Mac Grove Painting has worked on enough Lake Minnetonka-area homes to understand what makes Excelsior’s housing stock distinct — and what makes it demanding. This is a community where Victorian-era craftsmanship is still standing, still occupied, and still worth protecting.
The dominant architectural character here runs deep into the 19th century. Queen Anne, Second Empire, Colonial Revival, and Victorian Gothic styles give Excelsior’s residential streets a density of ornate detail that’s uncommon in most Twin Cities suburbs — decorative cornices, wraparound porches, hipped and gabled rooflines, and in select cases, towers on lakefront properties oriented to catch the view. Landmarks like the Porter/Dillman House (1870) and the Dyer House (1897) represent what’s at stake: two-story and two-and-a-half-story wood-frame structures with trim work and siding that can last another century with the right care, or deteriorate quickly without it. Painting these homes well means understanding how they were built, where they fail, and which products hold up in this specific environment.

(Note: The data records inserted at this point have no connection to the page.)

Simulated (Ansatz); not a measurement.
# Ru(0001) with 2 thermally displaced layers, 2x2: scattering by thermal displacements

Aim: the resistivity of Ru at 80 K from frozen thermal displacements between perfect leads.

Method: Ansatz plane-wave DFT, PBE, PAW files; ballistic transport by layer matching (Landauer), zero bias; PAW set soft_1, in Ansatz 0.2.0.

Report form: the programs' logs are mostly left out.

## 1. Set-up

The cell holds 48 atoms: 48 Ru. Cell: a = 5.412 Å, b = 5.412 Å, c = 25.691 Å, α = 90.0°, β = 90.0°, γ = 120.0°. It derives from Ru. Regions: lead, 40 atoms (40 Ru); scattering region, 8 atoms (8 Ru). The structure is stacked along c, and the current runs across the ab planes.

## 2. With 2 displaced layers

Lake Proximity, Tree Cover, and What They Mean for Paint
Excelsior’s setting along Lake Minnetonka introduces real challenges for exterior coatings. Humidity off the water keeps wood surfaces wetter longer into the season. Mature tree canopy on many residential streets slows drying and limits UV exposure — which sounds gentler, but actually creates conditions where moisture lingers in eaves, porch ceilings, and siding laps. Creek edges add to this. The practical result is that porches and north-facing eaves tend to be the first places paint fails, and preparation on those surfaces has to be thorough before any coating goes down. We factor these conditions into product selection and application timing on every Excelsior project.
The downtown historic district brings its own considerations, mixing the early wood-frame residential buildings with brick commercial blocks in Romanesque and Renaissance Revival styles. Where brick appears alongside painted wood trim and storefront elements, surface compatibility matters — not every coating appropriate for siding works well adjacent to masonry, and the transitions between materials require attention. On the quieter residential streets, grander Victorian homes sit near newer traditional and custom builds, so there’s genuine range in what a project might involve, even within a few blocks.
Mid-20th-century development added some variety to Excelsior’s housing mix — modest rowhouses and apartments from the 1950s, like those in Meadowbrook Manor, with simpler pitched or flat rooflines. These require a different approach than the Victorian stock, but they share the same climate exposure. Flat and low-slope rooflines demand particular attention to water management at edges and penetrations, and the siding materials from that era often need careful assessment before repainting.
What runs through all of it — from an 1897 Queen Anne on a shaded lot near the lake to a 1950s apartment building a few streets inland — is that Excelsior’s environment doesn’t forgive shortcuts. Mac Grove Painting approaches every project here with that in mind.